PORTLAND – Despite a holiday break in the hearing on Shawn Scott’s application for a Maine racetrack license, this has been a busy week for the Las Vegas casino developer.
Scott has filed a lawsuit in New Mexico, prepared for a new racino referendum in Idaho, and appealed the New York Racing and Wagering Board’s denial of his license to operate a racetrack in that state.
The Maine Harness Racing Commission resumes hearings Jan. 9 on Scott’s application for a license that would allow him to operate a racetrack with slot machines at Bass Park in Bangor.
The commission, which held four days of hearings last week, must determine whether Scott is financially responsible and of good moral character before granting the license.
Scott completed the purchase of Bangor Historic Track, which operates the raceway, last week. He and his company, Capital Seven LLC, launched and paid for the successful $1.5 million state referendum campaign to approve slot machines at Scarborough Downs and the Bangor track.
Since then he has been battling Scarborough Downs, which is looking for a community within five miles of its track to agree, by year’s end, to host a new track.
Scott has filed a lawsuit against Scarborough Downs, claiming it reneged on an agreement to work with him on a racino in southern Maine.
Scarborough Downs has since joined with Penn National Gaming and is working to convince voters in Saco and Westbrook to approve slot machines in elections Tuesday.

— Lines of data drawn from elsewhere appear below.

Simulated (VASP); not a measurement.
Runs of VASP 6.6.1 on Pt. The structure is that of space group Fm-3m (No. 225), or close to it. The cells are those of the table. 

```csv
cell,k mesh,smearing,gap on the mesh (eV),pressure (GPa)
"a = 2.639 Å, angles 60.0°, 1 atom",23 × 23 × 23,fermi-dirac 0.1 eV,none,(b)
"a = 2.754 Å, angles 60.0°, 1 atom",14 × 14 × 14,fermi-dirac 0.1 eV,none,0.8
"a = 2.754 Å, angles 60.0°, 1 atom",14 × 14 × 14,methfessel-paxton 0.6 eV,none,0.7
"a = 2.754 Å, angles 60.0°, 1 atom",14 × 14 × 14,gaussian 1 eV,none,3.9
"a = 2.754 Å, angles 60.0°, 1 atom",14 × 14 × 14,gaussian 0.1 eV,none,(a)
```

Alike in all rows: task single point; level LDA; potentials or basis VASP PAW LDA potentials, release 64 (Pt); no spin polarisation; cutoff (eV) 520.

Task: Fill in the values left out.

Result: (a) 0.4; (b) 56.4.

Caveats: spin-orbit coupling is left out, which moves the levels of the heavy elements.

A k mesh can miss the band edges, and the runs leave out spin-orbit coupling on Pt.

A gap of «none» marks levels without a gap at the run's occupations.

In New Mexico, Scott has filed a lawsuit to block the New Mexico Racing Commission from granting a license to one of his three competitors to develop and operate a horse racing track in Hobbs, N.M.
In New York, Scott and a business associate, Hoolae Paoa, have both appealed the state racing and wagering board’s denial of their applications for track management licenses to operate the Vernon Downs racetrack. Scott owns a controlling interest in Mid-State Raceway, the parent company for Vernon Downs.
The board determined Scott had made a false statement on his application, and cited his character as a reason for the denial. The board also denied Paoa’s license on character grounds.
In Idaho, Scott has taken preliminary steps to launch a citizen’s initiative to allow slot machines at racetracks.
In addition to the Maine referendum, Scott organized another successful voter initiative in a Louisiana county, where he gained approval to add slot machines at the Delta Downs track.